Where Does Private Equity Funding Come From?

Prior to the 1970s, private equity funding came directly from wealthy individual investors or through other business entities. Once the investment community formally recognized private equity capital as its own asset class, private equity firms were created to raise and allocate equity funding in an organized and methodical way. To furnish this new breed of institutional investor the legitimacy and expertise to manage other peoples’ money, the private equity fund was created, which allowed for specialization in particular types of projects and industries as well as providing a structure for raising capital, allocating equity capital, and managing risk.

For the typical private equity fund today, its equity funding cuts a broad swath across more conservative investments, such as bonds and public equity, as well as riskier assets with bigger returns, like hedge funds and commodities.

How Private Equity Companies Work

Because they are largely unregulated, private equity firms are not constrained in what they can do. So, there is a vast array of types and styles of private equity companies, each of which can entertain project requests and proposals that provide a good fit to its investment objectives.

Private equity firms can either make loans against or purchase equity securities in privately owned firms whose shares are not publicly traded on a stock exchange. And many will use a combination of both debt and direct investment to fund a project.

Debt and direct investment. Acquistition capital, leveraged buyouts, venture capital, growth capital, distressed investments and mezzanine
loans, etc., etc. ...

The great diversity in private equity companies – what they do and how they do it – causes some confusion and debate about the actual meaning of the term “private equity” in business financing. But if you understand private equity in its broadest sense, as a highly customizable method to bring business capital in the door, this academic debate is not important.

Private Equity Funding In Practice: Mezzanine Financing

As you have seen, private equity companies have no practical limits (other than those imposed by their investors) on their activities or funding. One of the most common, if not universal, techniques they use to provide equity capital to businesses is mezzanine financing.

In its simplest form, mezzanine financing offers a way for business owners to obtain equity financing for their companies without giving up ownership, provided the financing is repaid. Most often, it will take the form of a mezzanine loan, which offers the business benefits of both traditional debt financing and equity financing:

  • Like equity financing, the mezzanine loan is unsecured debt, with no collateral needed.
  • And like debt financing, mezzanine financing does not require an ownership interest in the company.

In recent years, private equity companies have been using hybrids of mezzanine financing and equity investments to craft solutions for their business clients. In commercial real estate financing, for example, a mezzanine loan might be combined with some form or participating “kicker,” which entitles the institutional investor a share of the profits realized from the project.

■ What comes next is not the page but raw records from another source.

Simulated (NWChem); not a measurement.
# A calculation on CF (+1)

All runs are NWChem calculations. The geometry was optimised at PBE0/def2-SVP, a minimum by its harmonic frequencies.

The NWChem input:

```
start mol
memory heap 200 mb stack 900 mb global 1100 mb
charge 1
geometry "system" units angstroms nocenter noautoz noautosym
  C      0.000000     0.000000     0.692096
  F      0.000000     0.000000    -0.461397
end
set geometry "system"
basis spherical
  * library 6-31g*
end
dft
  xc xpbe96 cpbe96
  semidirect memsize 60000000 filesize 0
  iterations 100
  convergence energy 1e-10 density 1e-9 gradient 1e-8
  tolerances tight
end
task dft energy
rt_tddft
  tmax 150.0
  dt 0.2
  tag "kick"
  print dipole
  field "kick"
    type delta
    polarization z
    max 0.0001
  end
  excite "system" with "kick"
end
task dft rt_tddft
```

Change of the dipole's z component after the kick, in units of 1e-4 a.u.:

Mezzanine financing is frequently used by established companies both to finance growth and as a source for supplemental commercial real estate financing on larger buildings and developments.  

Business Financing Tip

Mezzanine financing can help business owners limit the financial risk of a large project or expansion.

Private equity companies, by nature, are not risk averse, and in return for an above-market return on investment, are willing partners in projects that businesses may not want to undertake alone.


For growing companies, mezzanine financing provides business owners with funds to expand into another production or market area or acquisition capital to purchase another company without sacrificing control of the acquiring company. Unlike venture capital funding, which is generally targeted toward start-up financing, private equity companies reserve mezzanine financing for established companies who are able to demonstrate revenue and operating profits but who are unable to generate sufficient cash to fund major expansions, acquisitions or other investments.

Business owners often turn to mezzanine loans for the equity component of a large commercial real estate project. Unlike hard money lenders, which are focused primarily on short-term loans in a senior position, private equity companies willingly take a longer-term (four to eight years), unsecured position behind first – and, in some cases, even subordinate – mortgages.

A mezzanine loan is really nothing more than a loan to a business owner with terms that subordinates it to senior levels of debt from traditional commercial lenders.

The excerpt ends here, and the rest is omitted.